The guitarist and history teacher is now working on a solo career which saw him headline the Devonshire Green stage at last weekend’s festival – but admits Milburn could reform in the future.

Joe, who combines teaching history at Dinnington School with roles in two bands – fronting Book Club and playing bass in Sheffield favourites Reverend and the Makers – as well as his solo stuff, says: “We may get Milburn back together in a couple of years’ time.

“Even though we broke up seven years ago people are desperate for it.”

Indie-rockers Milburn formed after years of friendship through playing football together.

They split amicably in 2008 after seven years together, playing a last gig at Sheffield’s Carling Academy.

The band’s members had decided they wanted to work on new musical projects – but the four-piece are still firm friends.

Joe’s brother Louis became a member of Lords of Flatbush with former Arctic Monkeys bassist Andy Nicholson, while Tom Rowley and Joe Green became members of The Backhanded Compliments and remain in the band’s current incarnation Dead Sons.

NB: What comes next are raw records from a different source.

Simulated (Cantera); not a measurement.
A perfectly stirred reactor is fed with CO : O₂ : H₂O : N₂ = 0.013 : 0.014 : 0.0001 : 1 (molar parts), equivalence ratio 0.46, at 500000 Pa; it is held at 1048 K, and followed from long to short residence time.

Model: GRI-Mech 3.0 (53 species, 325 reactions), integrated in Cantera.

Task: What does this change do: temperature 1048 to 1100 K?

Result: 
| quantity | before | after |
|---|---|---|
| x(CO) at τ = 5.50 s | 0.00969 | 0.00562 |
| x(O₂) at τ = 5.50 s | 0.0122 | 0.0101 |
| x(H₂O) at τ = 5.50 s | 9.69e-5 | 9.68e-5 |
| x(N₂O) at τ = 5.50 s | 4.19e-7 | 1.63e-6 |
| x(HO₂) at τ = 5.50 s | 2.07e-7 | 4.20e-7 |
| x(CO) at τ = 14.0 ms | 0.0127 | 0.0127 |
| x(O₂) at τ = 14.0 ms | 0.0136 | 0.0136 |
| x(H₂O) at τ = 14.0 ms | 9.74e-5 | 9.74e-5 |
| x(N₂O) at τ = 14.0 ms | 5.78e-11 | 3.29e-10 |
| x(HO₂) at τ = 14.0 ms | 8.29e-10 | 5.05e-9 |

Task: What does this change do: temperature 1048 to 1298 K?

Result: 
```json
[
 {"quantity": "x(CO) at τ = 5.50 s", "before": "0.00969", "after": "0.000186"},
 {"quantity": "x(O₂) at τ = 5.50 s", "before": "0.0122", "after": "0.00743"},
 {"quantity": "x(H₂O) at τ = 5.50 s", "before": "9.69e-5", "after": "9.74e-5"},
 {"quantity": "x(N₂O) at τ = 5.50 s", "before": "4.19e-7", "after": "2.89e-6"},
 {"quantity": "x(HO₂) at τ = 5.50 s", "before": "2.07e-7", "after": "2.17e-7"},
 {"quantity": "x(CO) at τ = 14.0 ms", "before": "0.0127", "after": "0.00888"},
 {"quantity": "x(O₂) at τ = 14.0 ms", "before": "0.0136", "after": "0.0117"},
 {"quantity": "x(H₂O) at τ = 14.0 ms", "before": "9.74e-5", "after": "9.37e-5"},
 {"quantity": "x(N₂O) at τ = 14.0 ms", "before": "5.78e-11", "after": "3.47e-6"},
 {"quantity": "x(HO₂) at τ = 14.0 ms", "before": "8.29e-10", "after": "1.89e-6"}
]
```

In January 2009, Tom joined Reverend and the Makers, but subsequently left to concentrate on Dead Sons, while in 2013 he joined Arctic Monkeys as a touring member.

Joe says: “It is seven years on and people are still talking about it now which tells its own story, I think.”

Joe recently played with the Reverend and the Makers at the famous Benicassim music festival in Spain – and even there Milburn were remembered.

“Someone had a sign with Milburn Forever written on it,” he says. “We didn’t sell millions of records but we meant something to someone.”

However, he says the reunion would not be for a while yet.

“I need to realise my own thing first, but I’m not saying it isn’t a possibility.” he said.

“There is a chink of light there and all four people need to be in the right place.

“I would want to do it properly.

“I’ve changed my life to go solo and taken on part-time work so there’s no way I could do it at the moment.”

Joe’s Tramlines set was his first proper solo gig, although he was joined on stage by his brother – and former Milburn guitarist – Louis.

He describes his sound as ‘electronic folk’, and said he is influenced by Simon and Garfunkel, indie folk band Fleet Foxes and singer-songwriter James Blake.

With plans to release an album in 2016 and to tour more later this year, Joe is finding flying solo a good experience so far.

“It is a bit more liberating, writing and performing by myself,” he says.

“I’m pretty controlling and now things are my decision which makes life easier.

“There was no leader in Milburn, so we rowed all the time, probably because we were 19 and 20 and angry and ambitious.”

Whether Joe gets the band back together or not he will continue to pursue a musical career.

He said: “I started playing in a band when I was 12.

“I’m 27 now and I’m going to do this for the rest of my life.”